As a result of the new road, a significant part of the site is suitable for a retail development of Class A1 non-food units of 18,850sq m (200,000sq ft), which the local planning authority have indicated they will support. This scheme is known as Phase 1 of your client’s proposed development project.

An adjoining site, part of the 50 hectares, (the additional development land) is suitable for the development of a food store Class A1 of 9,290sq m (100,000sq ft) and a number of major national retailers have expressed an interest in the site. However, the local planning authority say that the development of ‘out-of-town’ food stores is contrary to their planning policy. This scheme is known as Phase 2.

On your advice, the landowner has agreed a sale of the whole of the sites comprising Phases 1 and 2 to a specialist retail developer conditional upon the grant of planning permission. The sale includes the additional development land.

The balance of the site comprising approximately 30 hectares will be retained by your client for potential future development.

The agreed sale price comprises a sum for Phase 1 payable three months after the grant of planning permission and a further discounted sum payable on completion of the sale contract to reflect the potential ‘hope value’ of the additional development land being developed.
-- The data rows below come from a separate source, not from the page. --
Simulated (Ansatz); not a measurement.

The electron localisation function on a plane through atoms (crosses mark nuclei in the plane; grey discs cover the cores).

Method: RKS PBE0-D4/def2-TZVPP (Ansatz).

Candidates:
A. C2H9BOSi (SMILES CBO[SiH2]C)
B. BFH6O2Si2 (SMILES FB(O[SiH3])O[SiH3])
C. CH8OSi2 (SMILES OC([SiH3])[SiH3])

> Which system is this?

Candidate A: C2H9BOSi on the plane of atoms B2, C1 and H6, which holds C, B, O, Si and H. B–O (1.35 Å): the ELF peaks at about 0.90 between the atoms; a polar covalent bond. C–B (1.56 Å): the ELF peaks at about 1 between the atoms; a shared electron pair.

The contract for the sale of the land places an obligation on the developer to submit a planning appeal to the local planning authority should planning permission not be granted for Phase 1 within a specified time or if planning permission is granted for a substantially smaller scheme. In addition, the developer has an obligation to use his ‘best endeavours’ to secure planning permission for the additional planning and development land within five years of the date of completion for Phase 1. Should planning permission be granted at any time within a period of 25 years for any use after the sale enhancing the value of the site (Phases 1 and 2), then a further overage sum becomes due to your client.

What would be your advice be in the event that it could be shown that the local planning and development authority had acted ‘ultra vires’ in reaching their decision in refusing the planning application?